Post #266: Election turnout and results

Posted on May 8, 2019

Click here to see the election results.

Last night’s election had the largest turnout in recent Vienna history — by a slim margin. Below is a graph of voter turnout since 2000, using data as posted by Fairfax County at this location.  (The official 2019 turnout number has not yet been published, so I extrapolated based on total votes cast, and the median ratio of voters to votes from all prior contested elections in this period.)

In fact, that graph slightly overstates the the 2019 turnout relative to past years due to modest growth in active registered voters over the period.  My best estimate is that 24% of active registered voters in the Town of Vienna voted in last night’s election.  The corresponding figure for the next-highest turnout — 2006 — is 23%.

So, the turnout was good, but no one should claim that this election was hugely exceptional in terms of turnout.  It took a lot of effort by a lot of people to achieve that.  But it was completely of-a-piece with prior contested elections in the Town of Vienna.  Where, presumably, a lot of people also put in a lot of effort to get people to vote.

To be completely clear, after accounting for the increase in registered voters, the difference in turnout for this election, versus 2006, was just a bit over 100 voters. 

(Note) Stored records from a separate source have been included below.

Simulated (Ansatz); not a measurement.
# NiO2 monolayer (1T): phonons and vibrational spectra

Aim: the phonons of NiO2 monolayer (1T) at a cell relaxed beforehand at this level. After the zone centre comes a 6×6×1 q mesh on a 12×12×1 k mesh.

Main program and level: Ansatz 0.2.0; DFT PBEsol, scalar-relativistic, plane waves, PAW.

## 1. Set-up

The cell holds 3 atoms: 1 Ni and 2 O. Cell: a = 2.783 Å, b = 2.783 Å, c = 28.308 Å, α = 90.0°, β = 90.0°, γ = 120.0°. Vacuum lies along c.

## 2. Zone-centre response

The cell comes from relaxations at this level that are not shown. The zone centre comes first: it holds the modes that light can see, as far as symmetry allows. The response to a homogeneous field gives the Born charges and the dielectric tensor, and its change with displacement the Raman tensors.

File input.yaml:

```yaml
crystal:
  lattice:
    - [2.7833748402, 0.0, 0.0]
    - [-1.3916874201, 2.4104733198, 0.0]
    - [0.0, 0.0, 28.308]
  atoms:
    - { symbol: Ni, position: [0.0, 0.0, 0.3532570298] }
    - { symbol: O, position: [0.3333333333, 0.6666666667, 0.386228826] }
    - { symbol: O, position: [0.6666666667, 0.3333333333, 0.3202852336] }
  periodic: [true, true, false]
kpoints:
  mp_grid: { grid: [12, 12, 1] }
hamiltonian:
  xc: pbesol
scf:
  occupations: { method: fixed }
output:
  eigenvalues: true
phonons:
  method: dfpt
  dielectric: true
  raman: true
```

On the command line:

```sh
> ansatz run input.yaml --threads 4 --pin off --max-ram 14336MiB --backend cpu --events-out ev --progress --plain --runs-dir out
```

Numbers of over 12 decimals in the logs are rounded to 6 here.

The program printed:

But even a glance at the numbers hows how exceptional the results are. What follows next is a little subjective, because it’s based on my staring at the last two decades of election results.  But if it’s not 100% correct, I bet it’s pretty close.

Point 1, Line 5: Vienna voters resoundingly failed to return an incumbent to the Town Council, in favor of newcomers. (I started to say “resoundingly rejected” but that’s wrong — nobody dislikes Councilmember Bloch.)  I believe that’s unprecedented in living memory.  I sure can’t recall that happening, and if anyone reading this can give me an example of that occurring this century, I’d like to see it.

Point 2, Line 4:  Voters failed to choose a Town government veteran who had the explicit and implicit backing of sitting Town Council members. One Councilmember explicitly endorsed Hays prior to the election, and I believe the Mayor offered her implicit endorsement via yard sign (and by casting aspersions on the opposition, but that will be the subject of a separate posting).

Point 3, line 2, this was not a backlash against incumbents.  Councilman Springsteen did just fine.  He also voted against 444 Maple West/Tequila Grande and has come out in favor of significant revisions to the MAC statute.  That’s not a coincidence.

Point 4, Lines 1-3 versus 4:  Three strongly anti-MAC candidates won by a large margin.  Personally, had there been four seats open, I’d have been campaigning for Strike as well as for Patel and Potter.   Great guy, strongly anti-MAC, called for a two-year moratorium on new MAC projects.  But he just couldn’t get traction against the top three anti-MAC candidates.

There’s no way to describe this as anything other than a referendum on MAC zoning.  Enough people were upset enough by some aspect of what MAC is doing to Vienna that they decided to vote an anti-MAC slate.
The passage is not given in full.